Friday, September 7, 2007

Radiotelegraph Technology

Guglielmo Marconi an Italian Inventor is widely believed to have invented the radiotelegraph for which he won the Nobel prize for Physics in 1909.

Jagadish Chandra Bose
had conducted the public demonstration of the technology at Kolakata in 1895 while Marconi's wireless signaling experiment in England was on May 1897.
Bose was never particularly interested in patenting his inventions.
Bose’s has now been credited with the invention of the first wireless detection device and millimeter length electromagnetic waves and is now considered a pioneer in the field of biophysics.

Sources:
http://web.mit.edu/varun_ag/www/bose_real_inventor.pdf
www.sciencemag.org/cgi/content/full/279/5350/476


9 comments:

GooZoo's Den said...

Hi

I appreciate your blog. But answer these questions:

1. What is the corelation between what Bose was doing and what marconi was in England? Are you assuming Marconi copied the design from Bose? Do you have any evidence?

Saurabh said...

i dont think the author of the blog is trying to establish that Marconi copied anything from Bose and nothing to that effect has been said. The point is Bose's comtribution was never recognised or appreciated by the west untill recently and the whole credit was given to Marconi and the reasons for that are open to our speculation.

In schools it is still taught that Marconi invented wireless.

nuke said...

I have updated the post with couple of links. Please check it out.

Anonymous said...

If you go back to history of Bose. It says that the diary in which he mention about his invention was stolen and Marconi's friend was the one who met Bose.
I don't remember where I read that. But, please try to search about it.

Anonymous said...

The claim has been accepted by IEEE and the invention is now officially credited to Bose. I think this answers goozoo's den

Anonymous said...

Thanks for sharing the link, but unfortunately it seems to be offline... Does anybody have a mirror or another source? Please reply to my post if you do!

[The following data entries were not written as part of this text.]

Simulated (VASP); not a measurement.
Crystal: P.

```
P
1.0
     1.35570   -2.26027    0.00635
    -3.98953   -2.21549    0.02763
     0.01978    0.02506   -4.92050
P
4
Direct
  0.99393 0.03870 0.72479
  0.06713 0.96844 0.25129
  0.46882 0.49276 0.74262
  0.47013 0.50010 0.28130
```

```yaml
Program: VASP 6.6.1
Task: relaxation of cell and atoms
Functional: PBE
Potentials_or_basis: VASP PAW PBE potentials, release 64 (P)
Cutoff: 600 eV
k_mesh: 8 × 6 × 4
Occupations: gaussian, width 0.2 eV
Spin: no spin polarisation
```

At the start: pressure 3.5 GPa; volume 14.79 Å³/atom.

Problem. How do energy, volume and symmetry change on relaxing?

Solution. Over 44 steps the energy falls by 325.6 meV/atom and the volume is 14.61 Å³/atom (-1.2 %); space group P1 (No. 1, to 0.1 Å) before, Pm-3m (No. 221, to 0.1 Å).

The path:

I would appreciate if a staff member here at greatindiandiscoveries.blogspot.com could post it.

Thanks,
Jules

nuke said...

The pdf link is working fine. please try again

Anonymous said...

Awesome website, I hadn't noticed greatindiandiscoveries.blogspot.com previously during my searches!
Continue the wonderful work!

Anonymous said...

I've read although Marconi got credit at the time it was later revealed that he had used 17 of Tesla's patents for his radio.